In [5]:
from moviepy.editor import VideoFileClip
from transformers import HubertForSequenceClassification, Wav2Vec2FeatureExtractor
import torchaudio
import torch

def extract_audio_from_video(video_path, audio_path):
    """
    Extract audio from a video file and save it as a WAV file.
    """
    video = VideoFileClip(video_path)
    audio = video.audio
    audio.write_audiofile(audio_path, codec='pcm_s16le')  # Save as PCM WAV
    video.close()

def classify_audio_chunks(audio_path, chunk_duration=10, confidence_threshold=0.7):
    """
    Classify 10-second chunks of the audio for emotions.
    Returns a dictionary with start time as key and a tuple (predicted emotion, confidence) as value.
    If confidence is below the threshold, the predicted emotion will be 'unknown'.
    """
    # Load the model and feature extractor
    feature_extractor = Wav2Vec2FeatureExtractor.from_pretrained("facebook/hubert-large-ls960-ft")
    model = HubertForSequenceClassification.from_pretrained("xbgoose/hubert-speech-emotion-recognition-russian-dusha-finetuned")
    
    # Define emotion mapping
    num2emotion = {0: 'neutral', 1: 'angry', 2: 'positive', 3: 'sad', 4: 'other'}
    
    # Load the audio file
    waveform, sample_rate = torchaudio.load(audio_path, normalize=True)
    
    # Resample if necessary
    if sample_rate != 16000:  # Model expects 16kHz
        transform = torchaudio.transforms.Resample(orig_freq=sample_rate, new_freq=16000)
        waveform = transform(waveform)

    # Ensure the audio input is mono
    if waveform.shape[0] > 1:
        waveform = waveform.mean(dim=0, keepdim=True)  # Convert to mono by averaging channels
    
    # Initialize the results dictionary
    results = {}

    # Calculate number of chunks
    total_length = waveform.size(1) / 16000  # Total length in seconds
    num_chunks = int(total_length // chunk_duration)

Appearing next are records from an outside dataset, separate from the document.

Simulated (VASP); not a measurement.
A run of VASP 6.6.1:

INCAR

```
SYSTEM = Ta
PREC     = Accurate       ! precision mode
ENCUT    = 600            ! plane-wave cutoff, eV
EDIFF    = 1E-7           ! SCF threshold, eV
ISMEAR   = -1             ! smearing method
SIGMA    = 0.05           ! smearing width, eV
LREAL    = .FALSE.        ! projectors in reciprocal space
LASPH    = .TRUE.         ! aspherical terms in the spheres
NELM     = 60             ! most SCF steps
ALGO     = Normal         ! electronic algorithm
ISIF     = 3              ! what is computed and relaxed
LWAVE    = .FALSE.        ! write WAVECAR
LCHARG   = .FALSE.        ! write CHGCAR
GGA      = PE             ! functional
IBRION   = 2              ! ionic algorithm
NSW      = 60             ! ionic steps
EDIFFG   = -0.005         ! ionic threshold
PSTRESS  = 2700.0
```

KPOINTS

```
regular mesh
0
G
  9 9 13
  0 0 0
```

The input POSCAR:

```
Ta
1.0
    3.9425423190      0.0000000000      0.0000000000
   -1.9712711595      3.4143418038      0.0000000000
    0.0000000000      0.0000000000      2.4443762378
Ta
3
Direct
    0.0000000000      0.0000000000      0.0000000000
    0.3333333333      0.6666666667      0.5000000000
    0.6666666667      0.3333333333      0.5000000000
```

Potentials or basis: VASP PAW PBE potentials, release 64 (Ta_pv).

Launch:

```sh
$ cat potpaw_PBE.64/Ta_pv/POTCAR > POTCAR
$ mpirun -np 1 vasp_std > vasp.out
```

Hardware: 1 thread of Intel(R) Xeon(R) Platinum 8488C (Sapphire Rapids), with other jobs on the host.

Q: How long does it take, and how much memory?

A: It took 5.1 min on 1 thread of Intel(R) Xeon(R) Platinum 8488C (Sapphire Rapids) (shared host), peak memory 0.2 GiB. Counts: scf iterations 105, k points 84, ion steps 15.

    for i in range(num_chunks):
        start_time = i * chunk_duration
        end_time = start_time + chunk_duration

        # Extract the chunk
        start_sample = int(start_time * 16000)
        end_sample = int(end_time * 16000)
        audio_chunk = waveform[:, start_sample:end_sample]

        # Prepare inputs for the model
        inputs = feature_extractor(
            audio_chunk.squeeze(0),  # Remove the channel dimension
            sampling_rate=feature_extractor.sampling_rate,
            return_tensors="pt",
            padding=True,
            max_length=16000 * chunk_duration,
            truncation=True
        )

        # Make predictions
        with torch.no_grad():
            logits = model(inputs['input_values']).logits
        
        # Get the predicted class index and confidence scores
        predicted_class = torch.argmax(logits, dim=-1).item()
        confidence_scores = torch.softmax(logits, dim=-1)  # Get confidence scores
        confidence = confidence_scores[0][predicted_class].item()  # Confidence for the predicted class
        
        # Map the predicted class to emotion, or set to 'unknown' if below threshold
        if confidence >= confidence_threshold:
            predicted_emotion = num2emotion[predicted_class]
        else:
            predicted_emotion = 'unknown'
        
        # Store the result with confidence
        results[start_time] = (predicted_emotion, confidence)

    return results

# Example Usage
# video_path = "/home/pe51k/PycharmProjects/secret-repo/data/video/test/test_0.mp4"
video_path = "/home/pe51k/PycharmProjects/secret-repo/data/video/test/Над расследованием по Северным потокам смеется вся Европа. Великий перепост [TubeRipper.com].mp4"
# video_path = "/home/pe51k/PycharmProjects/secret-repo/data/video/test/ПОЛОСА ПРЕПЯТСТВИЙ ДЛЯ КОТА АБРИКОСА - Кусь-шоу Весёлые челленджи [TubeRipper.com].mp4"
audio_path = "extracted_audio.wav"

# Step 1: Extract audio from video
extract_audio_from_video(video_path, audio_path)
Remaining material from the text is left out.